Wednesday, August 29, 2018

Aussie cockies keep us supplied with fabulous produce

Our land of extremes

As Dorothea Mackellar expressed so well in her poem "My Country",
Australia historically is a land of extremes, as the farmers well know;
devastatingly depressing, as they struggle with stress and anxiety,
loss of hope and collectively the loss of millions of dollars in income.

My Country 
by Dorothea Mackellar (1885 - 1968)

The love of field and coppice,
Of green and shaded lanes.
Of ordered woods and gardens
Is running in your veins,
Strong love of grey-blue distance
Brown streams and soft dim skies
I know but cannot share it,
My love is otherwise.

I love a sunburnt country,
A land of sweeping plains,
Of ragged mountain ranges,
Of droughts and flooding rains.
I love her far horizons,
I love her jewel-sea,
Her beauty and her terror -
The wide brown land for me!

A stark white ring-barked forest
All tragic to the moon,
The sapphire-misted mountains,
The hot gold hush of noon.
Green tangle of the brushes,
Where lithe lianas coil,
And orchids deck the tree-tops
And ferns the warm dark soil.


Mackellar was an Australian poet and fiction writer.  My Country, was written at age 19 in 1904, while homesick in England. 




From - The Australian Jan 11   2011 - Floods in Queensland.


Mental health organisation, Lifeline, is preparing for a surge in rural depression as, after years of drought, farmers watch their bumper harvests being washed away by floods.'

New standards are obviously needed to prevent urban development in flood prone areas. The environmental and social consequences are often overridden with the primary interest being the economic value of the land. Farmers today understand their forefathers didn't farm appropriately for Australian conditions but today's farmer has a different appreciation.

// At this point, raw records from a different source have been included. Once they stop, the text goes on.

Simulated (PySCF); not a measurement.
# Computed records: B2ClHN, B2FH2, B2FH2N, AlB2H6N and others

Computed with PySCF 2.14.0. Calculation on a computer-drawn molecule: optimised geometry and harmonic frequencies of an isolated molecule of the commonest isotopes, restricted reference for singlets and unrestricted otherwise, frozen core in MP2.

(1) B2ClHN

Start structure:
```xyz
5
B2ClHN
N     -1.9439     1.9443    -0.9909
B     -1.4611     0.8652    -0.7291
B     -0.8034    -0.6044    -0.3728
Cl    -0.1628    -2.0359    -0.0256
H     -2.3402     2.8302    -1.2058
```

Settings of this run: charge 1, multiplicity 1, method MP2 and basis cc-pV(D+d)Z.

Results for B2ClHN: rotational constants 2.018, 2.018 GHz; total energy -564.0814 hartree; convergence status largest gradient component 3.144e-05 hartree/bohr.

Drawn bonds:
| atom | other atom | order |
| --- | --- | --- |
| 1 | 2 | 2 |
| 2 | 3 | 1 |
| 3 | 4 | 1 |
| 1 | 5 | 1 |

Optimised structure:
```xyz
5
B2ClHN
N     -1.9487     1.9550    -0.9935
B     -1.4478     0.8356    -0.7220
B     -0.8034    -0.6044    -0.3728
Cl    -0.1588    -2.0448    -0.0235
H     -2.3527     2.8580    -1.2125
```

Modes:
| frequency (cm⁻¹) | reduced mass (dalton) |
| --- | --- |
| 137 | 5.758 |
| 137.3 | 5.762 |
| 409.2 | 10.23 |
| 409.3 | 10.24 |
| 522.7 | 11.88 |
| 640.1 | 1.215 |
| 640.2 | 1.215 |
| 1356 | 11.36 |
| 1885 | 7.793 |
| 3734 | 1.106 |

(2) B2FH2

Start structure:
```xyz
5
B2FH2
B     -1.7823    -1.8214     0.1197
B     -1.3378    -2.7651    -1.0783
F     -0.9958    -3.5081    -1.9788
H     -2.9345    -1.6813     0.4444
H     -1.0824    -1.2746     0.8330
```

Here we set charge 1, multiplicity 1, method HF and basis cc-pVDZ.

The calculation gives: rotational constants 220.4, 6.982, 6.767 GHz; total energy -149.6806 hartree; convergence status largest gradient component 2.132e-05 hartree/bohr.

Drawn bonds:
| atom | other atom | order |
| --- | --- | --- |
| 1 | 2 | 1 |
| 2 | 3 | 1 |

Hopefully, the following years with full dams and replenished underground water storage, will be more positive for the Aussie cockies who keep us supplied with fabulous produce and by the way, they are not subsidised. Flood can follow drought but even if there is little rain in the period to follow, good harvest will normally occur due to the underground storage and moist soils.


"We need the Rains"

Clara waxes lyrical - "We need the Rains"


 360 degrees horizon 
Following a visit to catch up with G's family in Dooen - Wimmera - Victoria
Dooen Pub is alive and well today and still fulfills a vital purpose as a meeting place for farmers, residents and travellers to tell their tales, share time with others to renew their faith that the arid earth will be quenched in time. Clara



Wheat silos near Dooen

 
Dooen Hotel opened in 1876
 (Photographed 2004)
 

 


















"We need the Rains"
Clara -  Easter 2001  - for G








Dooen Pub

What'chya been doin' all this time
Since they built you in 1876?
On a vast dry plain beside this endless road
Only silos to interrupt the wide horizon.
"We need the rains," you must have said,
and still do now.



You've quenched the thirsts, heard the tales
Of those brave folk who toiled and sweated
Endured the drought yet kept their faith 
That the parched earth would yield its golden bounty.
"We need the rains," they must have said,
and still do now.



Horse and cart; semi-trailers, cars 
Bring a thirsty crowd to drink, to tell their tales 
Share time with others to renew their faith
That this arid earth will be quenched in time
"We need the rains," they must have said,
and still do now.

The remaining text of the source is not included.